Universal support - called 'dopey' by Prime Minister - seen as key to lowering poverty among the young
One of the world's leading welfare experts has swung in behind a proposed universal payment for all young children that was dismissed as "dopey" by Prime Minister John Key.
Professor Peter Saunders, an Australian who chairs the Foundation for International Studies on Social Security, told a workshop in Auckland yesterday that global research on "what works" had found a universal child payment was one of three key factors to reduce child poverty.
The other two were high parental employment and high wages.
He said a universal payment created popular backing for supporting children and led to higher levels of support. In contrast, highly targeted payments tended to be low.

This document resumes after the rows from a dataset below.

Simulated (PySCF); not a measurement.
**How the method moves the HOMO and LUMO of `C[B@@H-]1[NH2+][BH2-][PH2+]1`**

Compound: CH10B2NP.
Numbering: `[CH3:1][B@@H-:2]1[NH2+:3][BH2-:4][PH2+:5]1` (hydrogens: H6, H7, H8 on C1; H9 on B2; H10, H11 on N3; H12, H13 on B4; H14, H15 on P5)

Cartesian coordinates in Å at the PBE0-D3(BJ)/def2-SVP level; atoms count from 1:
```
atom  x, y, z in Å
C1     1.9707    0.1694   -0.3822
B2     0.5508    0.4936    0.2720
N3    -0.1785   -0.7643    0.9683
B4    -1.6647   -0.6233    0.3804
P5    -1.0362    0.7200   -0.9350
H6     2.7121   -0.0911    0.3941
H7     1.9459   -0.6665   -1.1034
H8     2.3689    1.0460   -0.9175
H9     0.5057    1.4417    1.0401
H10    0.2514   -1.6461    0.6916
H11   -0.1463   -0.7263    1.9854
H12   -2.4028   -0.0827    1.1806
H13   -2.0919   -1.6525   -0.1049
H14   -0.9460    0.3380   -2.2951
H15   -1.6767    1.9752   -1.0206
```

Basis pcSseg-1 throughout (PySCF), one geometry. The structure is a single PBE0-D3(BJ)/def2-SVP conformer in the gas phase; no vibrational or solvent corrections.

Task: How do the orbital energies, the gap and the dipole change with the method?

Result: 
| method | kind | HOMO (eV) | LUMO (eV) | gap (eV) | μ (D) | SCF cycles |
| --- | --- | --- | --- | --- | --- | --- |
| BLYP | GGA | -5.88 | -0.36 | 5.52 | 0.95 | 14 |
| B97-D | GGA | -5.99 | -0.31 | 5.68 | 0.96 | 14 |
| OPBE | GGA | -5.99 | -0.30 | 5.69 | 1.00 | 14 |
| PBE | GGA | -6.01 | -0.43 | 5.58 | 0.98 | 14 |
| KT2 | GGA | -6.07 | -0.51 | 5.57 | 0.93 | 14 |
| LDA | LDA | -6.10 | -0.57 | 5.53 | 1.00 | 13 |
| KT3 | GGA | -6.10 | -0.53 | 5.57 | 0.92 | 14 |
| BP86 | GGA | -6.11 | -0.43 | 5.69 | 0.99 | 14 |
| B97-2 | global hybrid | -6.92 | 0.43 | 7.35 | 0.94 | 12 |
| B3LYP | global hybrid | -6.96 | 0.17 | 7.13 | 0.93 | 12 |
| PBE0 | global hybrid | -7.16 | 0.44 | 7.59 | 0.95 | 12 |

"Programmes that are targeted to the poor tend to end up being poor programmes," he said.
Members of an expert group on child poverty appointed by Children's Commissioner Dr Russell Wills also defended their proposed universal payment for young children at the workshop, part of a seven-week consultation on the group's initial report which ends on October 12.
Mr Key described the proposal as "dopey" when the report was released on August 12. He said the current family tax credits gave more support to poorer families, reducing gradually as family incomes rose.
Victoria University's Professor Jonathan Boston, who co-chairs the expert group, said a shift to a high universal payment for young children, combined with lower targeted payments for older children, would have advantages.
Socially, it would encourage one parent to stay home to look after very young children. Modelling in the group's report suggests universal payments of $8000 ($154 a week) in the first year, $7000 ($135 a week) in the second year and $6000 ($115 a week) in the third year, then lower income-tested payments stepping down at ages 3, 5 and 14.
"One of the arguments for a universal child payment of a generous nature is to recognise the enormous importance of the mother in this case being with the child, particularly during the first year," Dr Boston said.
"From a society's point of view, all children matter, and we as a society should be taking responsibility to ensure the best possible outcome for our children."
The group argues that a universal payment would be fairer than extending paid parental leave.
A bill to extend paid leave to six months, sponsored by Labour MP Sue Moroney, was given a first reading in Parliament by a one-vote margin in July and is before a select committee.
"All infants would benefit and not merely those whose mother was eligible for paid parental leave," the group said.
Professor Boston said a universal payment would give parents bigger incentives to get paid employment when their children were old enough.